Know Your Knives
12 Types of Knife Blades and What They’re For
There’s more than one way to skin a cat, so the saying goes. However strange the idea of doing that may be, it should also be noted that there is also more than one type of knife with which to undertake that task. Even those just vaguely familiar with pocket knives will have noticed that blades come in every shape and size. That’s not just happenstance, and it surely isn’t the whimsy of imaginative bladesmiths. Knife blades are shaped differently for a reason. Below, you’ll find information on how to identify 12 of the most commonly-found shapes, and what they’re used for.
The clip point is a common blade shape, characterized by a spine with a front section that appears to be clipped off. This cut-out area can either be straight or concave and results in a fine point that’s ideal for precision tasks.

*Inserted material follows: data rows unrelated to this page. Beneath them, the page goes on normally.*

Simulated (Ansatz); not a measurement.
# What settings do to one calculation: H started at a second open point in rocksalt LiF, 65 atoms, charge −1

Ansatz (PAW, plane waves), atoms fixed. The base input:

Example: Case Copperlock, ($38+)
One of the most common blade shapes, the drop-point is characterized by a convex spine that curves down from the handle to the point. This creates an easily-controlled point and a bigger belly for slicing. Drop points are great for general-purpose use and ideal for hunters.
Example: CRKT HVAS Field Strip, ($90)
Technically, a gut hook is more of a feature included on a blade than a blade shape itself. One usually appears as a small, sharpened hook-like curve that interrupts the spine as it slopes toward the point. These have one main use: field dressing wild game. The design of the hook allows hunters to cut through an animal’s skin without damaging what lies under it.
Example: Buck Knives Omni Hunter, ($43+)
Hawkbill / Talon
Hawkbill knives, sometimes referred to as talons, are characterized by a spine and edge that curve down in the same direction to create a downward-facing point. This shape allows the blade to cut efficiently when pulled back in the direction of the handle, so most of their use comes through utilitarian tasks like cutting carpet and linoleum and pruning vegetation.
A symmetrical blade with two edges that taper sharply from handle to point. This design increases the knife’s ability to pierce and penetrate, and as such, most needle points are used for fighting and stabbing. The needle point is also notably more fragile than similar blades due to its narrow shape.
Normal Blade/Straight Back
A blade with a straight spine and an edge that curves up to meet it at the tip. The long spine makes the blade heavy and sturdy for chopping and slicing, and users can get even more force by using a hand to apply pressure to the long unsharpened area.
A blade shape characterized by a straight edge and a spine that curves down to meet it at the point. Sheepsfoot blades are designed for slicing while minimizing the potential for accidental piercing with the point. It was originally used to trim the hooves of sheep but comes in handy as a rescue tool today.
Example: Gerber Sharkbelly, ($35)
A symmetrical blade shape with a point that’s in-line with the center of the knife. This shape is stronger than the similar needle point and is adept at thrusting. A spear point can have either one or two sharp edges, and it’s commonly used in daggers and throwing knives.
Example: Kizer Cutlery Envoy, ($137)
A spey point blade has a mostly flat edge until close to the tip when it curves up to the point. The spine is also mostly flat, but like the edge, angles down close to the tip of the knife to create the point. The result is a knife that has a short belly and broad tip, which prevents accidental piercing. These blades were originally used on farms to neuter animals but now are common on trapper blades and favored by hunters.
Example: Old Timer Trapper, ($20)
Inspired by the short swords that were worn by Samurai in feudal Japan, this blade shape replaces a curved belly for an angular edge transition that makes for a much stronger and prominent point. That durable tip and generally-robust point make it good for piercing tough objects, but it isn’t as adept at slicing.
Example: Boker Kihon, ($110)
In a trailing point blade, the spine curves upward to create an elevated point that’s typically higher than the handle. This shape creates an oversized belly that makes these knives good for slicing, skinning and filleting.
Example: Puma SGB Skinnter, ($105)
Like a sheepsfoot blade, this shape has a straight edge and a curved spine, but the curve extends gradually from the handle to the tip. The shape is similarly ideal for slicing while minimizing the possibility for an accidental puncture with the tip. These blades come in handy in similar situations.